The Facet of Financial/Legal Support
While we might be limited in what we can give, remember God isn’t. Remember, a little here and a little there goes a long way. Supporting their particular mission organization’s fund raising efforts and encouraging others to do the same is also a significant way to help.
If your child keeps a bank account in the States, then helping them manage that account can prove invaluable to them. In our case, we have certainly found this to be true on many occasions!
How about having power of attorney? For example, we have found that when our son needed transcripts sent out, having power of attorney permitted us to sign for the transcripts. There are various reasons why having power of attorney would be a vital help to our missionary children.

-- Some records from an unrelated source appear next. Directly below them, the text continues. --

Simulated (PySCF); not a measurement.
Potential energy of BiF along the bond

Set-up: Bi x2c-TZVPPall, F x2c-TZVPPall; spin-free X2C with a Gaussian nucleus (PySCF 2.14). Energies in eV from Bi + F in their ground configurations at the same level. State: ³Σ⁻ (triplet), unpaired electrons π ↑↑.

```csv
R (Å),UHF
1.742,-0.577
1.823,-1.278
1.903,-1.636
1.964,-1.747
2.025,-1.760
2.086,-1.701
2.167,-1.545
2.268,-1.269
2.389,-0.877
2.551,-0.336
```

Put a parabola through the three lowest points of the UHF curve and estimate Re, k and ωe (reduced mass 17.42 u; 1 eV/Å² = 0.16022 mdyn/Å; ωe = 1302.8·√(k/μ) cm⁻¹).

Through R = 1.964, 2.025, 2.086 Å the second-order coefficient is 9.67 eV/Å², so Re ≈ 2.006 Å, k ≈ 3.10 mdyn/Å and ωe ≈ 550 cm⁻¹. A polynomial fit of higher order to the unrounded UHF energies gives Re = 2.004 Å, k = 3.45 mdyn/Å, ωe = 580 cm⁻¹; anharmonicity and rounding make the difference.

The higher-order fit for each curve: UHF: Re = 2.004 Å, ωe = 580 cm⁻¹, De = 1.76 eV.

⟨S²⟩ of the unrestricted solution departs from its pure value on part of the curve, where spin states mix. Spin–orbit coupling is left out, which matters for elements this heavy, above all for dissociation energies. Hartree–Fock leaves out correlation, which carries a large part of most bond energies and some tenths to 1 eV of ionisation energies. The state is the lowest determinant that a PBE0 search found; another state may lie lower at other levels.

As the above signs implies, support is not limited to monetary gifts. Knowing we are available in giving assistance and guidance in financial/legal matters lessens the load they must carry.

The Facet of Emotional Support
I will never forget my daughter in law’s words to us as they left for the mission field for the very first time as she hugged me goodbye, “Knowing you support us like you do, makes this so much easier!”
I can’t imagine the struggles and the burdens that making a new life in an unfamiliar culture and often unforgiving environment must have on my children. Their load is heavy already. By withholding our emotional support, or sinking into despair because we feel they are abandoning us, we only add to their burdens.
If as a parent, you are struggling emotionally because your children and grandchildren are separated from you, try looking at it from their perspective. If the situations were reversed, what would your children need to do to make it easier on you to follow God’s call? Sending them off with our full support (no matter how difficult it may be on us) gives them the lift they need to fly successfully.